Click on over to Urban Dictionary and you’ll soon be Faulknering. At least, according to one of that dictionary’s definitions of “Faulkner,” which is “To go from being a nerd to getting all the hot girls.”
Apparently, kids these days are giving authors’ names new meanings, and Urban Dictionary—the mass-edited compendium of language as it’s popularly used—is capturing them. The New York Daily News has a roundup (via):
Keats: One who has much intelligence, yet is reclusive and worryingly geeky. Enjoys exercising excessive control over friends and family. Wears leggings. Eats pizza only.
Bronte: A girl of her own sexiness, her own way in life. Doesn’t care what people think. Very blissful and beautiful.
Walt Whitman: Slang for cocaine. (Whitman was known for his long poetic lines.)
Tolstoy: To make significantly longer than is necessary to convey the relevant message; derived from Leo Tolstoy, whose classic literature is quite long and wordy. Ex: Hey man, I just asked for a light, not your life story. You didn’t have to Tolstoy me.
Hemingway (v.): Writing a paper under the influence of alcohol, like noted author Ernest Hemingway. Ex: It’s due tomorrow. I totally have to hemingway that term paper tonight.
Foer: A hipster who has became vegan or vegetarian after reading Jonathan Safran Foer’s “Eating Animals.” Like Foer himself, he/she may or may not cheat by eating meat on occasion but will still be sure to inflict guilt on any meat-eaters encountered. Also: foerified (vegetarian-inspired). Ex: I watched “Food Inc.” and thought it was good, but I’m not turning into a foer anytime soon.

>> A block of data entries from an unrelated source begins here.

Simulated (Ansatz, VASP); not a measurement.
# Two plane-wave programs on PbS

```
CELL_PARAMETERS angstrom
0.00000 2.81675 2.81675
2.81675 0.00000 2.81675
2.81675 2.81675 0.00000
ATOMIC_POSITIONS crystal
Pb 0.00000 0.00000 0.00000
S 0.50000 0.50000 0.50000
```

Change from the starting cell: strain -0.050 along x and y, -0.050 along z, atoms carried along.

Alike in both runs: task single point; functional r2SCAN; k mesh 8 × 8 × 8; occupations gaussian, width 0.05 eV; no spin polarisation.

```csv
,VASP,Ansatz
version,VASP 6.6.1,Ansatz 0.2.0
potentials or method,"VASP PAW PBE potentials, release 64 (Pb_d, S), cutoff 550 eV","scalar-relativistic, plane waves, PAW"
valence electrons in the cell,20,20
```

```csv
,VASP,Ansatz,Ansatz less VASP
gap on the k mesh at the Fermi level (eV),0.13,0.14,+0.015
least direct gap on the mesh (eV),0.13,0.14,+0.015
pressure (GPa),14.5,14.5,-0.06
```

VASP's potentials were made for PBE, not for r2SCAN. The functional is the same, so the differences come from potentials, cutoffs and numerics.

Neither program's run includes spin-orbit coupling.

Which authors would you turn into verbs? How about Oates-ing: to churn out writing prolifically? Or to pull a Suzanne Collins: to write young adult novels that become wildly successful with adults?
(Also: Is anyone else here reminded of Clueless? “There’s my mom… isn’t she a Betty?” “She’s a full-on Monet. From far away, it’s OK, but up close, it’s a big old mess.” “Okay, so he is kind of a Baldwin.” Or did I just show my age?)